If you mean income inequality, I don't think that is correct.
I mean relative to Argentina and Uruguay, countries with relatively similar standards of living and historical development. Comparing Chile's economic and social development to Bolivia wouldn't really make much sense.
Chile doesn't have the ethnic divide and regional development issues countries with higher GINI coefficients do in the region, like Brazil, Colombia, Paraguay, and Bolivia.
To be fair both Chile and Venezuela have benefited of the rising prices of oil and copper in the international markets. The oil price has tripled since the invasion of Iraq and copper quadrupled.
This is true, and both countries have used their resources to achieve different things. But only Chavez was criticized for relying on resource extraction - to take people out of poverty.
You have to remember when comparing Uruguay to Chile or Argentina, it's like comparing Germany to Denmark. A country of one tenth the population is bound to have smaller class and income differences, greater stability and predictable politics. There may even be regions of Chile with comparable size and GINI coefficients to the whole of Uruguay. It's not always the politics that governs wealth distribution.

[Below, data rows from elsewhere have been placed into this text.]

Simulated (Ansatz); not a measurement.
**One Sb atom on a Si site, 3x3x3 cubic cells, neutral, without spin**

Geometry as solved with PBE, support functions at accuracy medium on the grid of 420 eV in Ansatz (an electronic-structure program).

Chile and Uruguay have a relatively similar population distribution - both have similar population densities (19 per sq km for Uruguay, 22 for Chile), a third of both countries live within the prosperous capital metropolitan area, while the rest of both countries are relatively underpopulated. If anything the outer regions of Chile are more prosperous and equal, since they have low populations and plenty of natural resources.
So no, in the case of Chile, their GINI coefficient is directly a result of policy.